Skip to content

Analyzer and Processes

The Analyzer orchestrates one or more processes against a dataset, with simple caching and rich result helpers for downstream analysis and visualization.

Module: pulse.analysis.analyzer, pulse.analysis.processes, pulse.analysis.results

Analyzer

from pulse.analysis.analyzer import Analyzer
from pulse.analysis.processes import ThemeGeneration, SentimentProcess

texts = ["I love pizza", "I hate rain"]
processes = [ThemeGeneration(min_themes=2), SentimentProcess()]
with Analyzer(dataset=texts, processes=processes, cache_dir=".pulse_cache") as az:
    results = az.run()

print(results.theme_generation.to_dataframe())
print(results.sentiment.summary())

Constructor parameters: - dataset: Sequence[str] | pandas.Series – Input data. - processes: Sequence[Process] | None – Ordered list of process instances (see below). - fast: bool | None – Default fast/async flag used by processes when not specified on the process. - cache_dir: str | None – If set and use_cache=True, stores per‑process results in diskcache. - use_cache: bool – Enable/disable caching (default True). - client: CoreClient | NoneCoreClient instance to use; defaults to CoreClient(auth=auth). - auth: pulse.auth._BaseOAuth2Auth | None – Auth to pass to an internally constructed CoreClient.

Methods: - run() -> AnalysisResult – Executes processes in order, returning a container exposing each process result as an attribute using the process id / alias. - clear_cache() – Clears on‑disk cache (if enabled). - close() – Closes the underlying client and cache.

Dependency resolution: - Some processes depend on others (e.g., ThemeAllocation depends on ThemeGeneration). The Analyzer automatically inserts missing dependencies with sensible defaults.

Processes (module: pulse.analysis.processes)

All processes implement a common Process protocol: id (str), depends_on (tuple of ids), and run(ctx).

ThemeGeneration

Clusters texts into latent themes.

Parameters: - min_themes: int = 2, max_themes: int = 50 – Bounds for clustering. - context: Any = None – Optional guiding context. - version: str | None = None – Model version pin. - prune: int | None = None – Drop N lowest‑frequency themes. - fast: bool | None = None – Overrides Analyzer’s default fast flag. - await_job_result: bool = True – Return Job when False.

Result wrapper: ThemeGenerationResult (see below).

SentimentProcess

Classifies sentiment for each text.

Parameters: - fast: bool | None = None

Result wrapper: SentimentResult.

ThemeAllocation

Allocates each text to themes by computing similarity between texts and theme labels, then choosing the most similar themes.

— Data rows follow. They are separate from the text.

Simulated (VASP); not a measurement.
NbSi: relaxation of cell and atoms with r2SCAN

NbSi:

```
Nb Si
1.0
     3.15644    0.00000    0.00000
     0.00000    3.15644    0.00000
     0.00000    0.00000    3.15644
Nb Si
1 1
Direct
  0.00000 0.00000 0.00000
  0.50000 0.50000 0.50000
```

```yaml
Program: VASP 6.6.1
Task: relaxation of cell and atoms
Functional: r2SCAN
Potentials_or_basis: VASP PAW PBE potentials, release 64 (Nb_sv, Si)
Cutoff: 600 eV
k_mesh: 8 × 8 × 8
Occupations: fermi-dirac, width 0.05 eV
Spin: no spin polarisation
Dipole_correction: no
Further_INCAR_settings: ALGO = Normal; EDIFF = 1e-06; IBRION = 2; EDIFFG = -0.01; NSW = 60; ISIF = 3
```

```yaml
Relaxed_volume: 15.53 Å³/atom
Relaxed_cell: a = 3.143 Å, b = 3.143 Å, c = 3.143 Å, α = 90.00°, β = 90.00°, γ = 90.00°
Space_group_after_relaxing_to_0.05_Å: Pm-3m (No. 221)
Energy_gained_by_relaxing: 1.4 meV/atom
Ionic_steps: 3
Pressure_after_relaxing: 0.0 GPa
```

Parameters: - themes: list[str] | None = None – Use explicit themes; otherwise use themes from the most recent ThemeGeneration or a specified source. - single_label: bool = True – If true, assign only top theme above threshold. - fast: bool | None = None - threshold: float = 0.5 – Minimum similarity for assignment.

Returns a raw dict in Analyzer ({"themes", "assignments", "similarity"}), which the Analyzer wraps as ThemeAllocationResult.

ThemeExtraction

Extracts elements matching themes from inputs.

Parameters: - themes: list[str] | None = None - version: str | None = None - fast: bool | None = None - dictionary: dict[str, list[str]] | None = None - expand_dictionary: bool | None = None - use_ner: bool | None = None - use_llm: bool | None = None - threshold: float | None = None

Result wrapper: ThemeExtractionResult.

Cluster

Computes a similarity matrix suitable for downstream clustering (performed client‑side).

Parameters: - fast: bool | None = None

Result wrapper: ClusterResult.

Result Helpers (module: pulse.analysis.results)

ThemeGenerationResult

  • themes: list[Theme] – Structured themes.
  • to_dataframe() -> pandas.DataFrame – Columns: shortLabel, label, description, representative_1, representative_2.

SentimentResult

  • sentiments: list[SentimentResultModel] – Sentiment label + confidence per input.
  • to_dataframe() -> pandas.DataFrame – Columns: text, sentiment, confidence.
  • summary() -> pandas.Series – Counts per sentiment label.
  • plot_distribution(**kwargs) – Matplotlib bar chart of the distribution.

ThemeAllocationResult

  • assign_single(threshold: float | None = None) -> pandas.Series – Single best theme per text above threshold (or None).
  • assign_multi(k: int | None = None) -> pandas.DataFrame – Top‑k theme labels per text, ordered by similarity.
  • bar_chart(**kwargs) – Horizontal bar chart of assignment counts.
  • heatmap(**kwargs) – Heatmap of the similarity matrix (uses seaborn if available, falls back to matplotlib).
  • to_dataframe() -> pandas.DataFrame – Long format: text, theme, score.

ClusterResult

  • matrix – NumPy array view of the similarity matrix.
  • kmeans(n_clusters, **kwargs) – Runs scikit‑learn KMeans on the matrix.
  • dbscan(eps=0.4, min_samples=5, **kwargs) – Runs scikit‑learn DBSCAN on a distance transform.
  • plot_scatter(**kwargs) – 2D PCA scatter plot.
  • dendrogram(**kwargs) – Hierarchical clustering dendrogram (SciPy).

ThemeExtractionResult

  • extractions: list[list[list[str]]] – Nested extractions per text per theme.
  • to_dataframe() -> pandas.DataFrame – Long format: text, category, extraction.

Optional Dependencies for Plots/ML

Some helper methods use third‑party libraries: - matplotlib – plotting utilities across results - seaborn – heatmap in ThemeAllocationResult.heatmap() (falls back if missing) - numpy – matrix handling in ClusterResult - scikit‑learnkmeans, dbscan, and plot_scatter (PCA) - scipydendrogram()

Install these as needed, for example:

pip install matplotlib seaborn numpy scikit-learn scipy